However, the assessment activities usually need to be implemented repeatedly throughout the software development life cycle. Meanwhile, the collection of software measurement data is generally strenuous and labor consuming. It is essential for software project managers to determine which assessment model is suitable for their respective objectives, since such a choice would significantly affect the assessment efficiency, namely effort affected by the amount of measurement data to be collected, and the accuracy of the assessment result. Therefore, this study aims at comparing the assessment accuracy and efficiency for the multi-layered and one-layered models.

3.2.1 Research Procedure

The comparison of performance between one-layered and multi-layered assessment models comprises the following four steps.

Step1: Define two types of assessment models and select the criteria for adopted techniques in this study.

1. Define one-layered and multi-layered assessment models

A one-layered assessment model has only one assessment layer, in which all measurement data should be available when performing the assessment. On the contrary, a multi-layered assessment model provides more than one assessment layer for the appraiser to generate the derived assessment result. That is, such a model allows the appraiser to gradually collect measurement data when performing the assessment. If the expected assessment accuracy is achieved, the assessment is then completed. Hence, the appraiser may not need to prepare all measurement data in the first layer of the model, but only collect necessary measurement data at each particular assessment layer.

2. Decide the factors for selecting the modeling techniques

The following three factors are used to choose the modeling techniques for these two assessment models.

(11)

(1) The selected techniques should be widely used in software-related classification studies.

(2) The selected techniques should automatically select the appropriate independent variables in the model, so that the efficiency of the assessment models can be objectively compared.

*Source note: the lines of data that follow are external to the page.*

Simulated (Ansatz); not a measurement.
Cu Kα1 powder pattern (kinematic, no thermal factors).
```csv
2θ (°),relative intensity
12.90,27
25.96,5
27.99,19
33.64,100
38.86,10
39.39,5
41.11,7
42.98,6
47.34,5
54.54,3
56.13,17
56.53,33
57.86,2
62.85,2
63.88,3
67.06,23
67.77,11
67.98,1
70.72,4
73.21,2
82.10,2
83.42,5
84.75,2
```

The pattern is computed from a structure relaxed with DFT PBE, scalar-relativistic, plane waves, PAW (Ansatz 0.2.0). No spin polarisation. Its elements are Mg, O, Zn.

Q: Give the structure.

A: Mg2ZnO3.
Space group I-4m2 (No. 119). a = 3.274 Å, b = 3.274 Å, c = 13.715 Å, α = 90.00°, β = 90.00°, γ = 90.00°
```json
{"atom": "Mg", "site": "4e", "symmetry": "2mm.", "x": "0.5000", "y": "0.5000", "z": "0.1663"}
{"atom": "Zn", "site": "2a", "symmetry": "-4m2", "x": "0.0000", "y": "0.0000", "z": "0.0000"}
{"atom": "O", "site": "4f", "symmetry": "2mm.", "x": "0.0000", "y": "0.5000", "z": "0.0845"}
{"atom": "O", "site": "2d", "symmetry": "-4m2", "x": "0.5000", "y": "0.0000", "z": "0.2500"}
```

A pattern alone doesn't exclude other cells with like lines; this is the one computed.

(3) The selected techniques can be found in commercial-off-the-shelf (COTS) software packages, so that researchers and practitioners can easily use these packages for building the models.

Step2: Determine assessment accuracy and efficiency indicators for comparing the performance of these two software assessment models, as shown in Section 3.3.

Step3: Preprocess the empirical software measurement data. The three-fold cross-validation approach, a widely adopted method in the literature [42], was used to establish and validate the models. Project data are randomly arranged into three groups of equal number via stratified sampling, so the proportions of training and test data can be better fitted into the distribution of raw data for more stable and realistic accurate measures. Two groups are used as the training dataset and the remaining group is treated as the test dataset. That is, two-thirds of the project data are used to build the model and one-third is adopted to validate the performance of the established model. The above procedure is repeated three times in different combinations. Then, all test dataset accuracy is aggregated as the test result.

Step4: Establish two types of software assessment models and compare their performances.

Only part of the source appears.